Teagasc director Gerry Boyle defended the proposals from the Climate Change Advisory Council, of which he is a member, regarding a reduction of up to 53% of the suckler herd.

He said that beef farmers may face the choice between becoming more intensive in search of additional market income or “becoming more extensive in order to receive additional support for delivering environmental goods”.

Boyle accepted that schemes such as the Suckler Cow Welfare Scheme, BEEP and BDGP lead to farmers maintaining numbers but stated that Teagasc does not set policy.

New departure

“I wouldn’t describe those schemes as truly headage payments, but accept that such schemes do not encourage a reduction in production. An extensification scheme, as mentioned in the report, would mark a new departure policy-wise.”

Boyle also emphasised that for many beef farmers prices for stock do not cover production costs, so reducing stock numbers should not lead to a fall in their income from the marketplace.

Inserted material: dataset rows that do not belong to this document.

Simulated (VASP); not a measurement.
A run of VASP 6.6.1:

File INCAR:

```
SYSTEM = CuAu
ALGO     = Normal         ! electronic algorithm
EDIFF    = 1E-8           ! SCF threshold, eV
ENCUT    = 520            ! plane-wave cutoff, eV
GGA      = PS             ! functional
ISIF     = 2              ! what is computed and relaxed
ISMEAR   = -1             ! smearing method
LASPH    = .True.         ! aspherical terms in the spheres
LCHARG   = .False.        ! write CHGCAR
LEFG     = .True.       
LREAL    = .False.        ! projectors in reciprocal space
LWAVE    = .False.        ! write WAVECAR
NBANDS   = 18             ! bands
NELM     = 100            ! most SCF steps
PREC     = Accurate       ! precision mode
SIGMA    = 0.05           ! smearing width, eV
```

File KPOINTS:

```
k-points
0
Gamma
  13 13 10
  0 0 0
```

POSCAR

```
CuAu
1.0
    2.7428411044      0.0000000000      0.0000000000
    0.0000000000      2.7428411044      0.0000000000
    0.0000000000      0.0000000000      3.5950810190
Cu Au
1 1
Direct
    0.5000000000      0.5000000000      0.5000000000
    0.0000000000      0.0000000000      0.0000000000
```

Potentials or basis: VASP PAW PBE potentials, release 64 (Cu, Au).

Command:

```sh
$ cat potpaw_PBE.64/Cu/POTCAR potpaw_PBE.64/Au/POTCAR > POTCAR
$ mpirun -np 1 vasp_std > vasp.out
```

“That was a key selling point when the decoupling of payments was introduced back in 2005. Relatively few farmers have taken up that option.”

Defence

Boyle strongly defended Teagasc research on climate and denied that the easy option was taken by the Climate Change Advisory Council.

“Teagasc work has successfully identified technologies and changes in farm management practices that can reduce greenhouse gas emissions, both per unit of product produced and on aggregate. The report’s authors are questioning whether it is in every suckler farmer’s interest to continue what they are doing, if that means that they are losing money and generating greenhouse gas emissions in the process.”